Fuse #8

Sunday, June 18, 2006

Review of the 48-Hour Book Challenge: Belle Prater's Boy


I am, by profession, a children’s librarian. My job consists of reading as many children’s books as I possibly can so that when someone walks up to my Reference Desk and says something along the lines of, “I need a picture book on ice cream for a seven-year-old, but nothing factual” (actual request), I can pull out the title they need without even blinking. The problem with this kind of job is that it requires that I somehow instinctively know all the hot books out there. All of ‘em. Fortunately, I currently work with four other incredibly knowledgeable children’s librarians. So when one of them collared me recently and informed me that having not read, “Belle Prater’s Boy” was akin to not acknowledging that the earth moves around the sun, I was intrigued. I’ve heard the sung praises of this book. I’ve listened to the rumors surrounding its existence but somehow I never made the time to actually sit down and read the puppy. Now I have. What I found was a beautiful book with a great deal of depth and imagination woven into its essential being. This is the book to hand the kids when their teachers have told them to do a report on a Newbery Medal or Honor winner. This is also the book to hand them when they get within two feet of your Reference Desk. It’s snag-a-child good.

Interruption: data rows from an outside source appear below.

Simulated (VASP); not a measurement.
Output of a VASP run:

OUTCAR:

Gypsy never knew her cousin Woodrow very well. Really, it wasn’t until his mother, Belle Prater, took a walk around midnight and never came home that Gypsy even knew to pay much attention to the boy. He wasn’t much to look at when he came to live with their grandparents either. Cross-eyed and wearing ragged hand-me-downs, Woodrow soon proves to his beautiful cousin that looks can be deceiving. Turns out, he’s a uniquely clever kid. Woodrow outwits bullies and befriends the friendless. He tells rip-roaring good stories and jokes and manages to help Gypsy as well. His lovely cousin is sick and tired of her beautiful golden hair and the fact that no one sees the girl beneath it. And as Gypsy unravels the mystery behind her father’s death, her family history, and Belle Prater’s disappearance, she learns that there is more to life than she ever could have imagined.

Some kids will be disappointed by the end of this book, I’m sure. After all, in some two-bit version of this tale, Belle Prater would probably come waltzing in the door in the last chapter and everything would be hunky-dory, peaches and cream. Author Ruth White proves to be subtler than this. In a way, the secret behind Belle’s vanishing is explained at the end of the story. And that secret doesn’t require Belle’s presence either. Far more interesting in many ways was how well White is able to show the shifting changing nature of friendship and love within a single family. Trust and love have to be earned in this tale. The multi-layered narrative does pretty well on its own, but then While is also able to add in some Richard Peckish moments of gleeful tricks and practical jokes. I’ve never seen a book fall so perfectly into the boys-AND-girls-will-read-it category. With its male focus and its female narrator, this is one of those very few books that boys and girls will read without lumping it into the boy book/girl book category.

In a way, this book also falls into the category of “summer stories” that have proven so popular with award committees as of late. You could definitely fit this in a slot alongside Jeanne Birdsall’s, “The Penderwicks”, as well as in the same category as Lynne Rae Perkins’, “Criss Cross”. The difference, however, is that “Belle Prater’s Boy” is both a summer tale and also a deeply interesting psychological teasing for young brains. If I were to name the Top 25 American Children’s Books Written In the Last 25 Years (not so big an "If"), you can bet your sweet bippy that “Belle Prater’s Boy” would be on that list. A must-read and a beautiful story. Worth holding onto, that one.

4 Comments:

At 11:05 PM , Blogger Saints and Spinners said...

This was my favorite of the Newbery Honor books chosen in 1997... (or was it the Moorchild?) Anyway, I'm trying to decide if I really want to read the sequel, The Search For Belle Prater. Its former working title was The Bus to Bluefield, and I was intrigued despite myself. For the first 6 years of my life, I grew up in a holler that was close to Bluefield. Can I resist?

Probably not. Still, I am leery of sequels at the same time that I am compelled to find out "what happened next." I like the way BPB ended, and I'm not sure that a sequel will do it justice.

Oh, who am I kidding? I just placed the book on hold.

 
At 11:17 AM , Blogger fusenumber8 said...

NO! NO NO NO! I have been warned by smart people never ever to read the sequel. Apparently it suffers to awful sequel fate that sometimes follows particularly good books. For the love of God, whatever you do, do NOT read the sequel! Oh, the humanity.

 
At 11:48 AM , Blogger Saints and Spinners said...

I have been forewarned! Thanks. But you do understand the temptation, don't you, of reading a book that takes place in a tiny, tiny town near where I started out my existence?

 
At 1:27 PM , Blogger fusenumber8 said...

Oh, definitely. If any children's author has the guts to set one in Kalamazoo I will be forever grateful.